Naomi Osaka says she realised she would have to “take the first step” in protesting against racial inequality and “create awareness in the tennis bubble”.
Japan’s Osaka initially pulled out of her semi-final at the Western and Southern Open because “as a black woman I feel there are much more important matters at hand”.
Tournament organisers then suspended play in New York on Thursday, one of a number of sporting events in the US to do so in protest at the shooting of Jacob Blake – a black man who was shot seven times in the back by police on Sunday in Kenosha, Wisconsin.
The 22-year-old Naomi Osaka then decided to play on Friday, beating Belgium’s Elise Mertens 6-2 7-6 (7-5) in her rearranged semi-final.

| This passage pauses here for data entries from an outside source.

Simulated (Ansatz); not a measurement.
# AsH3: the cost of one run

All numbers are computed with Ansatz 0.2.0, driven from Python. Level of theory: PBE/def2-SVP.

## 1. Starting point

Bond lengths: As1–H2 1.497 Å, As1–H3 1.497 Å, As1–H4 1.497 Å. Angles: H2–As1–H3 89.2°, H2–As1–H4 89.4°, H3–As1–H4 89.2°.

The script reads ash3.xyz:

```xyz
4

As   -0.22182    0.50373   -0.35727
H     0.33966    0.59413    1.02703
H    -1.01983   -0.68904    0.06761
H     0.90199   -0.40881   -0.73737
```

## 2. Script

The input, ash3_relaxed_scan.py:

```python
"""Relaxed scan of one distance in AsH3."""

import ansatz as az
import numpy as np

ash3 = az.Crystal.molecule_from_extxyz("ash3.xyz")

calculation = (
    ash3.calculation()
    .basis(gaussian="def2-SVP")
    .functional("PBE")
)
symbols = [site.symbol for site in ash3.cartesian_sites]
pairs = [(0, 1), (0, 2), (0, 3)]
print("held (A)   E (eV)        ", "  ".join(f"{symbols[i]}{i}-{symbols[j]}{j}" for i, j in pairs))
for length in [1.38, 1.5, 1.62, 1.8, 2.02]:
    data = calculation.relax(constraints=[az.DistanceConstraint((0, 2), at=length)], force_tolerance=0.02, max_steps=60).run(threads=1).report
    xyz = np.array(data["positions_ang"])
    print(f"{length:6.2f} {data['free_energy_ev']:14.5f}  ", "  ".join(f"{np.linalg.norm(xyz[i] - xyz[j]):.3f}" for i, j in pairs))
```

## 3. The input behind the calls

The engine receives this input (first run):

“I honestly didn’t even think it would be that big of a deal,” said Osaka, who wore a Black Lives Matter t-shirt as she walked on to court.
“I always thought it would be nice if someone started in tennis. I’m more of a follower. I was waiting and waiting and then I realised I was the one who was going to have to take the first step.
“I just wanted to create awareness in the tennis bubble. I think I did my job, I guess.”
In Saturday’s final Naomi Osaka will play Belarus’ Victoria Azarenka, who beat Britain’s Johanna Konta 4-6 6-4 6-1.
The 2018 US Open champion, playing in her first tournament since January’s Australian Open, said after her win over Mertens: “For me it’s been a little bit stressful, I couldn’t really sleep last night so I’m really glad I was able to play at a pretty good level.
“I’m really glad I didn’t mentally collapse. I was down a break in the second and I got really tight in the tie-break so really glad I didn’t just dip.”